Thursday, September 10, 2015

Carmilla draws massive audience at Fan Expo

Perhaps one of the greatest changes of the digital revolution in recent years has been the way the entertainment industry discovers its stars of tomorrow.

In the mid-2000s, Myspace was the hot spot for discovering musical talent. Then, attention quickly shifted to YouTube. Not only have some of music's top artists, such as Justin Bieber and Shawn Mendez, been discovered there, television executives have taken ground-breaking YouTube programming to mainstream television channels, capitalizing on the viewing audiences they've come to draw.

Some of these programs have amassed viewer-ships that are equal to, if not greater than, some of the most popular shows on network and cable TV. In 2007, Canadian writer and producer Damian Kindler, a major contributor to the Stargate franchise, created the eight-part series Sanctuary, with each webisode running seven to 10 minutes.

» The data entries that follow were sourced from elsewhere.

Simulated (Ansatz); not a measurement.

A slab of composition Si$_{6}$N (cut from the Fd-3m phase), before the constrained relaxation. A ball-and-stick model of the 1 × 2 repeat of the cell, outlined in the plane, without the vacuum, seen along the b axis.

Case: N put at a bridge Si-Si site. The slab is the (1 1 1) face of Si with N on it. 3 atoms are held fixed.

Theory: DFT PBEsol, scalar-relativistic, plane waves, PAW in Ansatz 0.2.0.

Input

After witnessing the number of views each episode received on the video streaming site, the broadcast rights were bought by American channel Syfy, which picked it up and expanded it into an hour-long drama for a 13-episode first season in October 2008. It became the highest rated original series on both Syfy and Space in Canada, and Kindler produced 59 hour-long episodes over four seasons.


We've now come a great deal farther than that with Carmilla.

Elise Bauman
Based on the novella of the same name by Sheridan Le Fanu. the Canadian web series, starring Elise Bauman and Natasha Negovanlis, premièred a little over a year ago on the Vervegirl YouTube channel, and each of the three-to-seven minute 36 episodes of its first season boasts more than 21 million views.

It's really not hard though to see why. Not only is it highly praised for its near all-female cast and representation of various LGBT characters, Bauman's portrayal of Laura Hollis, a student of the fictional Silas University in Styria, Austria, is astounding. Hollis awakens one morning after a party to the disappearance of her roommate and is suddenly assigned a mysterious new roommate named Carmilla.

In the clip below during a live reading on Friday of a recent episode, Bauman and Negovanlis did a little role reversal.


In addition to the series capitalizing on the ongoing love affair teens, tweens and young adults and the LGBTQ community still has with tales of vampires and all things that go bump in the night (e.g., The Vampire Diaries, True Blood, The Walking Dead, Lost Girl and Supernatural), Bauman, who has the camera squarely on her much of the time, is mesmerizing in her delivery.


At Fan Expo Canada, which wrapped up another successful convention in Toronto over the weekend, more than 500 devotees of the series camped out Friday from 9 a.m. for a panel at 5 p.m., maxing out capacity in Room 701A of the Metro Toronto Convention Centre's south building.


There's a great deal of competition out there for viewership, and the Internet is burning it up. Carmilla's second season is online now, and cast and fans alike anxiously await the announcement of a third-season order from sponsor U by Kotex.